All of lore.kernel.org
 help / color / mirror / Atom feed
* [PATCH] Proposed fix for PM deadlock on dpm_sem
@ 2004-10-12  3:26 Paul Mackerras
  2004-10-12 23:19 ` David Brownell
  0 siblings, 1 reply; 3+ messages in thread
From: Paul Mackerras @ 2004-10-12  3:26 UTC (permalink / raw)
  To: Patrick Mochel, linux-kernel; +Cc: David Brownell, Benjamin Herrenschmidt

I have been having trouble with deadlocks on dpm_sem when suspending
and resuming, particularly if I remove a usb device while my powerbook
is suspended.  The dpm_sem deadlocks also mean that USB can't deal
with devices whose drivers don't have suspend/resume callbacks by
simply disconnecting the device, as it did in the past.  This meant
that while I can get my dual G4 powermac desktop machine to suspend
to ram and resume (using the powerbook sleep code), its USB keyboard
wouldn't work after resume.

This patch removes the deadlocks by adding a new semaphore, called
dpm_list_sem, which serializes changes to the power management lists
(dpm_active et al.).  We hold dpm_sem during calls to suspend_device
and resume_device but not dpm_list_sem.

The question is then of course, what happens if devices are added or
removed during a device suspend or resume operation?  I have gone
through the various possibilities pretty carefully and I think I have
covered them all, but I would appreciate a review.
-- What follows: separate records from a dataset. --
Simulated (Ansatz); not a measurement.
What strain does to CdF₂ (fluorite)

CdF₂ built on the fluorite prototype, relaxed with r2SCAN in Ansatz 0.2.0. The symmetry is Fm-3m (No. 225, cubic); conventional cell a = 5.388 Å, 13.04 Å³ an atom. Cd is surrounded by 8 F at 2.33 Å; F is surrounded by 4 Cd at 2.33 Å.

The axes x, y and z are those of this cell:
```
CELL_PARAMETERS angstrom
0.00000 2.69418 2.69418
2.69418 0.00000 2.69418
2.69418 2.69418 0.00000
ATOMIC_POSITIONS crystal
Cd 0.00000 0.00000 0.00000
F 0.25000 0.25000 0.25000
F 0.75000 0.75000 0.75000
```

1. Device being removed during device_suspend().

The device will be removed from whichever list it is on.  If it is the
one currently being suspended, it won't go away while we are working
on it, because device_suspend does get_device().  However,
device_pm_remove will do list_del_init(&dev->power.entry).  In
device_suspend(), I added an if (!list_empty(&dev->power.entry)) to
make sure that we don't try to add the device to the dpm_off or
dpm_off_irq lists.

If it is not the device being suspended, device_pm_remove() will just
remove it from its current list.  If it is the dpm_active list, we are
still safe, because device_suspend() just takes the last entry from
the dpm_active list each time around the loop.

2. Device being added during device_suspend().

This is a much less likely case than 1 above.  If a device gets added,
it will get added to the tail of the dpm_active list and we will
suspend it next time around the loop.  The only problem I can see is
that the dpm_off{,_irq} lists might get disordered if a device gets
added after its parent has suspended.  However, it seems highly
unlikely to me that a device could be discovered when its parent is
suspended.

3. Device being removed during device_resume().

Here the device just gets removed from whatever list it is on and
there is no problem.  The dpm_resume() function just takes the first
entry from the dpm_off list each time, removes it from that list and
adds it to the dpm_active list.  I changed dpm_resume() to do that
list manipulation before calling resume_device, and to do get_device/
put_device around the resume_device call.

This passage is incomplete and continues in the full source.